Threshold-Based Quantum Optimization

TL;DR

This paper introduces Th-QAOA, a threshold-based quantum optimization algorithm that generalizes Grover's search, improves parameter finding efficiency, and outperforms traditional GM-QAOA across multiple problems.

Contribution

It proposes GM-Th-QAOA, a novel threshold-based variation of QAOA, with efficient parameter tuning and superior approximation performance over existing methods.

Findings

Optimal parameters found with O(log p * log M) iterations.

Classical simulation feasible for up to 100 qubits.
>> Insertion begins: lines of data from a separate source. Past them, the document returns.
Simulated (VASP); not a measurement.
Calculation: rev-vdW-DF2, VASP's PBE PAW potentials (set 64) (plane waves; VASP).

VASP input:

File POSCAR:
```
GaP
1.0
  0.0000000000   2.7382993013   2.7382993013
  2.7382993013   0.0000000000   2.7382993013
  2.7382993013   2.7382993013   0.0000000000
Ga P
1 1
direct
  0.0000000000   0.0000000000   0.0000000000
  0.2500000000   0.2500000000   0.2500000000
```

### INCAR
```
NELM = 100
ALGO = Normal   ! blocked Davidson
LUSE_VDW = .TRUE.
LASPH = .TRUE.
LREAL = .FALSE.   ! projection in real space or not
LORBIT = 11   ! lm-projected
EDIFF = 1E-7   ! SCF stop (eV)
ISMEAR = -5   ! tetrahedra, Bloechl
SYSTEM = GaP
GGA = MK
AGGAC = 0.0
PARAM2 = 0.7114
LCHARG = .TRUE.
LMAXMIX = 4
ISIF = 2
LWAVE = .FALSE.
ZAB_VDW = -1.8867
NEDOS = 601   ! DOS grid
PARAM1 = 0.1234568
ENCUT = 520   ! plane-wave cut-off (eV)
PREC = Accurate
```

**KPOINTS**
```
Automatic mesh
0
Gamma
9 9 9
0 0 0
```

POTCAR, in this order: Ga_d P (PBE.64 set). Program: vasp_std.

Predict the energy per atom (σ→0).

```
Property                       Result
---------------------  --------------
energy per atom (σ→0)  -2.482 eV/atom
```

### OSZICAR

GM-Th-QAOA outperforms non-thresholded GM-QAOA in approximation ratios.

Abstract

We propose and study Th-QAOA (pronounced Threshold QAOA), a variation of the Quantum Alternating Operator Ansatz (QAOA) that replaces the standard phase separator operator, which encodes the objective function, with a threshold function that returns a value $1$ for solutions with an objective value above the threshold and a $0$ otherwise. We vary the threshold value to arrive at a quantum optimization algorithm. We focus on a combination with the Grover Mixer operator; the resulting GM-Th-QAOA can be viewed as a generalization of Grover's quantum search algorithm and its minimum/maximum finding cousin to approximate optimization. Our main findings include: (i) we provide intuitive arguments and show empirically that the optimum parameter values of GM-Th-QAOA (angles and threshold value) can be found with $O(\log(p) \times \log M)$ iterations of the classical outer loop, where $p$ is the number of QAOA rounds and $M$ is an upper bound on the solution value (often the number of vertices or edges in an input graph), thus eliminating the notorious outer-loop parameter finding issue of other QAOA algorithms; (ii) GM-Th-QAOA can be simulated classically with little effort up to 100 qubits through a set of tricks that cut down memory requirements; (iii) somewhat surprisingly, GM-Th-QAOA outperforms non-thresholded GM-QAOA in terms of approximation ratios achieved. This third result holds across a range of optimization problems (MaxCut, Max k-VertexCover, Max k-DensestSubgraph, MaxBisection) and various experimental design parameters, such as different input edge densities and constraint sizes.